Burke: Christmas music's on the radio — too soon? Too old?

Burke: Christmas music's on the radio — too soon? Too old?

Our recently retired executive editor forbade us from using the phrase "'Tis the season" in any kind of stories or headlines regarding the winter holidays.

If I was so tempted to use the hackneyed phrase yet again for the headline of this column, it might be followed by six or seven question marks.

As of Wednesday, Christmas music is upon us again on the radio, thanks to "Mix 96" (KMXG-FM 96.1). It was introduced at the earliest point yet, Nov. 4. Last year, billed as relief from the election season that ended the night before, it started on Nov. 8.

Judging from my friends on social media, it's nearly a 50-50 split whether it's too early or just the right time to bring Christmas music to the local radio airwaves. (Warmer-than-usual temperatures during the past week may have something to do with the disbelief.)

Mix 96, and before that, sister station KUUL-FM 101.3 (then playing oldies), have been airing all-Christmas music annually since 2002, during which time the stations' owners were known as the Quad-City Radio Group, Clear Channel Communications and now, iHeart Media.

In those early days, however, the 24/7 holiday format began on Black Friday weekend. Then to coincide with the Quad-City Arts Festival of Trees parade. And, as of last year, the first few days of November.

But the ratings seem to bear it out. Last year, the listener share for Mix 96, among listeners 12 years and older, jumped more than 40 percent from the spring ratings book to the fall book, which included November.

I don't mind the fact that a local radio station is starting holiday music this early in the year. I have a working index finger, and can use it to choose what station to listen. (I am bummed that I'm missing out on two months' worth of "American Top 40" reruns on Mix, but the iHeart Media app has a 24/7 Casey Kasem countdown channel, so there's solace there.)
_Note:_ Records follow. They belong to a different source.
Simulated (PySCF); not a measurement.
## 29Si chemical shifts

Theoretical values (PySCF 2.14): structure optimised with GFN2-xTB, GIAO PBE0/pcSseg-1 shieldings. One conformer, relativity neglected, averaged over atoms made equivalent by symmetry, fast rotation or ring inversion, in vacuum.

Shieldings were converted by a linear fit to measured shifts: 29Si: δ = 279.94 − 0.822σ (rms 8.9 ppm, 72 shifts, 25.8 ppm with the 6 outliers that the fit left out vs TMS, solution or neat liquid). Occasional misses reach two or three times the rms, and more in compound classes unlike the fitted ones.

What gets me about the Christmas format is that we're served the same songs by the same performers year after year after year.

In 2002, then-KUUL program director Bo J. Spates said there were 380 Christmas songs programmed into the station's music hard drive.

Listening these days — and not just on Mix 96, which likely has little control over its playlists, but Christmas-format stations nationwide — it sure doesn't seem like that many.

All of the usual suspects are there: Bing Crosby's "White Christmas," Andy Williams' "Most Wonderful Time of the Year" and Nat King Cole's "The Christmas Song."

So are the "newer" tunes: Paul McCartney's "Wonderful Christmastime," John Lennon's "Happy Xmas (War is Over)" and The Eagles' "Please Come Home for Christmas." Released in, respectively, 1979, 1971 and 1978.

There's a whole lot of newer Christmas songs that radio listeners are missing out on.

A capella group Pentatonix made a splash last year with the album "That's Christmas to Me." Michael Buble has released several Christmas albums over the past few years. This year includes new releases by LeAnn Rimes, the Brian Setzer Orchestra, Seal, Arianna Grande, Kenny Rogers, Kylie Minogue and even K.C. and the Sunshine Band. All performers whose music is featured on Mix 96 in one way or another the other 10 months of the year.

Here's a deal, radio stations: If you're going to give us two months of holiday music a year, at least broaden your scope.

And don't look so smug, Hallmark Channel: The fact that you've already scheduled 20 hours of Christmas movies a day — cutting me out of the nightly reruns of "The Middle" and "Golden Girls" that I enjoy — makes me want to get out the coal lump catalog.

Stapleton reigns

When Little Big Town headlined a concert at the Adler Theatre in Davenport in March, I did my due diligence and tried to nab a phone interview with one of the foursome to promote the show.

They were busy, I was told, but I could get an interview with the opening act, a guy named Chris Stapleton. None of his songs were on the radio yet and his debut album was months away, but he had written hits for Kenny Chesney, Tim McGraw and Luke Bryan.

The interview went off well enough, and I was impressed by him avoiding becoming a cookie-cutter country artist.

"We're just making our own noise, and people can label it however they want," he said at the time of his mix of country, R&B and rock.

Fast forward about seven months, and Stapleton is center stage at Wednesday's Country Music Association Awards, picking up trophies for best new artist, best male artist and album of the year, for the aforementioned "Traveller."

It goes to show that awards shows aren't always predictable, and that Stapleton's colleagues give him thumbs-up for originality.

Read the interview with him, attached to this column at qctimes.com.

TV airings

"Escape From Firebase Kate," Davenport filmmaker Paul Kakert's documentary about Quad-City native Bill Albrecht and his Vietnam War experience leading troops as the youngest commanding officer in the country, is getting some TV airplay this weekend.

It will air at 9 p.m. today on Iowa Public Television, and at 8 p.m. Sunday on WQPT. PBS stations in Nebraska, Maryland and New Mexico have also scheduled airings, Kakert said.